The plan was to just make sure that it was all paid off, then it could be over. The debt was arguably the reason for wanting it to all be over. But it was just too much to handle. It was also too much to pass on to loved ones. So just pay it off, then it could be done. That’s easy, a quantifiable number pointing the way towards the end. An understandable goal is good. Receipt upon payment mister so-and-so.
So the work was done. It wasn’t that easy, but looking back, it wasn’t too bad. Not too bad at all. And surprisingly it didn’t bring with it the end. Only another beginning. It started all over again, but not from scratch. And then there were different goals and realizations. It could really be different this time around. People can change.
But then there’s the uncertainty of that last thing. And another thing. The pieces begin to build on top of the stomach, affecting the appetite. What’s happening down there? How about up here? That’s the explanation? Can’t it be stopped? It’s only an attempt to survive, but it must be poor and weak. Everything else says so.

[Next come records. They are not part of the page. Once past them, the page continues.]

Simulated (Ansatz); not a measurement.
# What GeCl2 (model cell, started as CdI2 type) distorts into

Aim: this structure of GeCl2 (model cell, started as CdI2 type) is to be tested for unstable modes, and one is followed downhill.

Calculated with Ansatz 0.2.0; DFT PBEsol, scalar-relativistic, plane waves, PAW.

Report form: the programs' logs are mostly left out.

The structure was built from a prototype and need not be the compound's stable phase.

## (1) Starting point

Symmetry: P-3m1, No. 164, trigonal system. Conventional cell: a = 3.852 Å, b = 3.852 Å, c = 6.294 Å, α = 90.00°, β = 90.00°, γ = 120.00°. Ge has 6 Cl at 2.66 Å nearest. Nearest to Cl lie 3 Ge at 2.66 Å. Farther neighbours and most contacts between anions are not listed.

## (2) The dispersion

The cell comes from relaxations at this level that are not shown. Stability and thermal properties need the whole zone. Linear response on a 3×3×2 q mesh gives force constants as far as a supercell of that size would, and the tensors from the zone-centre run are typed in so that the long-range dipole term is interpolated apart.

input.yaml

What needed to be paid off was done so a good while ago, and it does the mind well to think that lessons were learned in the process; lessons how not to ever go through that again. It’s back at the beginning though. How could it be? More debt, but of a different kind. The same plan creeps up into view. It seems like the only option: just pay it off then it can be over. That isn’t actually an option though. The goal has not path and no end. So, that plan won’t provide the necessary trick this time.
Still, attempting to count. Quiet! Losing track. This is pointless. Too many defaults. Please forgive me.